Daylight lands softly across pale herringbone floors, full-height curtains, and low, rounded furniture. The first impression is controlled but not cold. Warm cove lighting runs the room edges, and large black-framed openings keep the garden present from nearly every main living area.

Pigwy Residence is a renovated house in Warsaw, Poland, designed by +61studio for new owners with different daily needs. The work reorders the existing structure into a brighter, more open plan, then builds its character through a restrained palette of wood, stone, fabric, and carefully integrated lighting. The mood stays even. Luxury here comes less from display than from consistency.

Open the Plan

The main living floor reads as one continuous field, with sitting, dining, and kitchen zones held together by tone rather than walls. A mirrored partition at the threshold extends sightlines and catches light from the salon beyond, making the transition feel longer and lighter at once. Circulation is clear. Each zone keeps its own use, yet the rooms remain visually linked through repeated finishes and a low-contrast palette.

Layer the Light

Lighting does much of the interior work. Slim recessed fixtures wash the kitchen evenly, concealed strips lift the perimeter of the living and dining rooms, and circular ceiling pendants bring a softer outline above the seating area. Nothing feels overplayed. Instead, the layered scheme gives depth to plain surfaces and draws attention to edges, junctions, and the long drape of curtain fabric.

Repeat Soft Forms

Throughout the house, sharp geometry is moderated by rounded furniture and upholstered elements. The living room pairs curved sofas and a circular table with a spare fireplace wall; the dining area brings in an oval table and compact chairs beneath a delicate chandelier. The bedrooms continue that approach. A tall padded headboard, soft bed frames, and thick rugs keep the private rooms quiet, with custom millwork and concealed storage reducing visual noise.

Set Materials in Tone

Material contrast stays subtle and precise. Pale wood flooring runs through much of the house, beige cabinetry keeps the kitchen nearly flush with the walls, and stone appears as a calm, luminous surface rather than a dramatic accent. The bathroom makes that strategy explicit. Veined marble wraps floor and wall planes around a freestanding tub, while brushed metal fittings and concealed lighting hold the room in the same warm register as the rest of the interior.

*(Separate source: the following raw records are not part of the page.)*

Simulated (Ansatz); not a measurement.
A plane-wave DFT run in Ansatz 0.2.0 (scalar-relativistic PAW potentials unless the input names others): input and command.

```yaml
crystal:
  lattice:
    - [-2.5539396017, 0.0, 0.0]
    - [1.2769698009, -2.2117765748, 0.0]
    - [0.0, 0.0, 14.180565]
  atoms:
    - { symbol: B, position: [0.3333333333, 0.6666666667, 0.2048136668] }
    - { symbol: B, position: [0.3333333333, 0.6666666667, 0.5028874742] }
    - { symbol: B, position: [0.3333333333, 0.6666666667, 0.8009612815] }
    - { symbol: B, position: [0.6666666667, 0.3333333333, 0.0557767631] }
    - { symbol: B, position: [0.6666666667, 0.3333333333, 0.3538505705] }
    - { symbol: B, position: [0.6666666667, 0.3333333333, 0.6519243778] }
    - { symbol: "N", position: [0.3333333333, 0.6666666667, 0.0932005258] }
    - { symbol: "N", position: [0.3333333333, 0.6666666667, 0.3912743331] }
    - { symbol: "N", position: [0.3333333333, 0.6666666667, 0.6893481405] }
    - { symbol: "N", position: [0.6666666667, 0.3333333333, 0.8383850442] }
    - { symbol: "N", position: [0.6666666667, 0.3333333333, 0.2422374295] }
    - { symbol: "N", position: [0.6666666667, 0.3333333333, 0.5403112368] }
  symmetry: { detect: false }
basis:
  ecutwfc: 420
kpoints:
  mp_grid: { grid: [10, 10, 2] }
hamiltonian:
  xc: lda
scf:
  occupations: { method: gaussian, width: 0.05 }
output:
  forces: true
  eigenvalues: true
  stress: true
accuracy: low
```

The children’s rooms show the same discipline with a lighter touch. Play elements, soft textiles, and simple built-ins sit within the same muted range, so even the more informal rooms stay connected to the whole. Smart home systems support that order in the background. What remains in view is ease: clear rooms, controlled light, and materials that carry the renovation from one floor to the next without interruption.